The format of the log file is defined by the CAAI, and can be found on this website: http://computergames.caai.cn/

4. Hardware details

  1. The model training on the GTX-1080 and the model model-3-5000-1000 takes almost one day to finish.
    • CUDA 8.0
    • Python 3.5
    • tensorflow-gpu 1.4
  2. The CPU is GenuineIntel
  3. OS is Ubuntu 14.04

5. Update Suggestion

  1. Use multiprocessing to paralle the MCTS, inorder to speed up

  2. Deeper NN

  3. Tkinter for the GUI shell

  4. Choose PyTorch instead of TensorFlow

    The GPU is less working under TensorFlow, most working of this program is the CPU (simulation of the self-play)

6. Some Experience

  1. In my opinion, the pure MCTS is powerful, but the bad aspect of the pure MCTS is that the random rollout

  2. AlphaZero can be better with more simulations (400 is less, 1000 is just soso, in the competition can be 6000+)

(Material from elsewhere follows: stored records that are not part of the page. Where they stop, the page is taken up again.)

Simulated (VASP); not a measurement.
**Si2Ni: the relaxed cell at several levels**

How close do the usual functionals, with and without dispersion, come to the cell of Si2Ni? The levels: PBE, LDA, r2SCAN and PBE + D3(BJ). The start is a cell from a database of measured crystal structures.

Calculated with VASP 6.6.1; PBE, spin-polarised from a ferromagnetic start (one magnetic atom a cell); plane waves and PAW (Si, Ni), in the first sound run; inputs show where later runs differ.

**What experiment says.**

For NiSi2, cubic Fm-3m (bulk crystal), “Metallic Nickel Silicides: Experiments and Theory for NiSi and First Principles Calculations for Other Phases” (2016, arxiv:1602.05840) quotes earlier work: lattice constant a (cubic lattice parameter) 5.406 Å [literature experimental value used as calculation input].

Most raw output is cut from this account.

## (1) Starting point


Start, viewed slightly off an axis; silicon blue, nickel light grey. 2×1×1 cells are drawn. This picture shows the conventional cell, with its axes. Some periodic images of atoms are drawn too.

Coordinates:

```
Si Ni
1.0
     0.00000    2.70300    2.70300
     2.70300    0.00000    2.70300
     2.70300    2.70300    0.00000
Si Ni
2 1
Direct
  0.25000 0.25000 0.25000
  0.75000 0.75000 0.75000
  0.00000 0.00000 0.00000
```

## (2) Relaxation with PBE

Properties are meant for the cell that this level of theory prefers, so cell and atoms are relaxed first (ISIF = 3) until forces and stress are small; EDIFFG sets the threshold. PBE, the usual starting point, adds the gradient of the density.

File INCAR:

    Remember more simulations is more time cost. The time limitation is 4 minites.

  3. pure MCTS will be worst with more simulations, I think the reason is that more simulations can confuse the program.

    for pure MCTS, more simulations means making mistakes easiler.

  4. This experience is very important. During the training process, I found that clear the dataset queue sometimes can improve the performance of the model, I think the most import reason is that the dataset queue (In the train.py is 10000) can store the lots of data which created long time ago, may influence the training process (Sample 512 samples from the 10000 dataset, so the possibility of using the old data is high, but old data is useless or bad for current model, So the queue must be changing). So I think that when the loss is stable for a while, We should clear the dataset queue and retraing the model from the begining. Or in other words, The size of the dataset deque must be changeto adapt the better performance.

  5. The pre-simulation progress ...

7. Getting Start

# need to install the tensorflow==1.4
python human_play.py

# train to create the model
python train.py